Iranian threat to ‘flatten Tel Aviv’ from Lebanon draws ire in Beirut

Top officials in Beirut reacted with outrage on Tuesday after comments by an adviser to Iran’s Islamic Revolutionary Guard Corps, threatening to attack Israel from Lebanese territory.

“If Israel makes a mistake, even the smallest one, against Iran, we will flatten Tel Aviv into dirt from Lebanon,” Morteza Ghorbani, a senior adviser to the IRGC Commander Hossein Salami, told Iranian media agency Mizan on Monday evening, Lebanese media said.

Mr Ghorbani appeared to be referring to Israel’s arch enemy and Tehran’s main proxy in the Levant, Hezbollah. The powerful Iran-backed Shiite Lebanese party fought a bloody guerrilla campaign against Israel in south Lebanon, forcing their hasty retreat in 2000, and has since fought a devastating 34-day war in 2006 as well as a number of smaller skirmishes. The group possesses an estimated 120,000 rockets, according to a 2017 report published by the Council on Foreign Relations, a US think-tank.

The 2006 war killed more than 1,000 Lebanese, mostly civilians, and 121 Israelis soldiers as well as 46 civilians.
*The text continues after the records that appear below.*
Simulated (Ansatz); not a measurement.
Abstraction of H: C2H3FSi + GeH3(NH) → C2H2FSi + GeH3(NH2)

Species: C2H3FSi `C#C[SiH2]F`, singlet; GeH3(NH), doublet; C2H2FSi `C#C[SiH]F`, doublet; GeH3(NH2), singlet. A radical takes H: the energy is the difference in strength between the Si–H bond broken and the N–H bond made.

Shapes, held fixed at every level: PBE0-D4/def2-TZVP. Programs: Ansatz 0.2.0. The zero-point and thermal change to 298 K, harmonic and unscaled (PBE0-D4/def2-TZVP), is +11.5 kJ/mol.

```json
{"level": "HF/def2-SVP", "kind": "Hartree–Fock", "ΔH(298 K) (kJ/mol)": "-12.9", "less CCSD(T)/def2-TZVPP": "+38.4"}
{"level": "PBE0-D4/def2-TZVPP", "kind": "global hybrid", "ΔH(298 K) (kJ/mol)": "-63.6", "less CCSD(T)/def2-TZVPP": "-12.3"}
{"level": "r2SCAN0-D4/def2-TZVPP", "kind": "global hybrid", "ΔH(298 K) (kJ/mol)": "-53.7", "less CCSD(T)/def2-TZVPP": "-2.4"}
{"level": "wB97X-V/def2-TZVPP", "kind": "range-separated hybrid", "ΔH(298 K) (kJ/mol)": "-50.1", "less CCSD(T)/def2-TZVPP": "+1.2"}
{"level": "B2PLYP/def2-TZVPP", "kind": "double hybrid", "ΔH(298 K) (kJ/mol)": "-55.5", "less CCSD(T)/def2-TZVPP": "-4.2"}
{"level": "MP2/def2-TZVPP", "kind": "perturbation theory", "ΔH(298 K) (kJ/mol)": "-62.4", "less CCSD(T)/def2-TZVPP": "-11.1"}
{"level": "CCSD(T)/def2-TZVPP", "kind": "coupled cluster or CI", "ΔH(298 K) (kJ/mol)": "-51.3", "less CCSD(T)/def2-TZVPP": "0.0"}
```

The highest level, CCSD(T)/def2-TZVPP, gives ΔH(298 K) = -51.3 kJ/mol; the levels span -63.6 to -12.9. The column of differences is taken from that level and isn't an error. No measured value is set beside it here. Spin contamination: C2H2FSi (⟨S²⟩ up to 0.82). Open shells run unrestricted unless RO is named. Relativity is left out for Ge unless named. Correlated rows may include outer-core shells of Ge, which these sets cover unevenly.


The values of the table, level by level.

Caretaker Lebanese Defence Minister Elias Bou Saab, a member of the Hezbollah-allied Christian majority Free Patriotic Movement, tweeted that Mr Ghorbani’s comments were “unfortunate and unacceptable and infringed on the sovereignty of Lebanon”.

He said that Iran, which has a “friendly relationship” with Lebanon, should not “compromise the independence of Lebanese decisions in any way”.

Caretaker Information Minister, Jamal Jarrah, a member of the prime minister’s Sunni Future Movement — traditionally an opponent of Hezbollah — tweeted that “Iran can defend however it wants, but Lebanon is not a mailbox for the Iranian Revolutionary Guards and is not an arena for foreign use by any country. The words of the Iranian official are completely rejected.”

Political parties in Lebanon are historically supported by foreign countries, with Shiite groups generally receiving support from Iran and Syria, Sunni parties from the Gulf and Christians from the West.

The Lebanese are “not human shields for any project in the region,” said former interior minister Nohad Machnouk, also a member of the Future Movement. “The Iranian official must know that Lebanon has changed and will not be affected by his words.”

Nadim Gemayel, leader of the Christian Kataeb party, which is staunchly anti-Hezbollah and is not represented in government, tweeted that he demanded an “explicit position” from Hezbollah leader Hassan Nasrallah, President Michel Aoun and caretaker Prime Minister Saad Hariri.

As yet, none of them have commented.

Hezbollah, which built its identity on fighting Israel, is popular among some segments of society in Lebanon where it paints itself as a defender of the country.

Like its Iranian and Syrian allies, the group has criticised the massive anti-government protests that started in Beirut on October 17.

It accuses the participants of being manipulated by foreign countries, a claim which they reject.

But the party has been lumped together with all the major political blocs being criticised by protesters who are demanding major reforms, a new type of governance and an economic and infrastructural overhaul.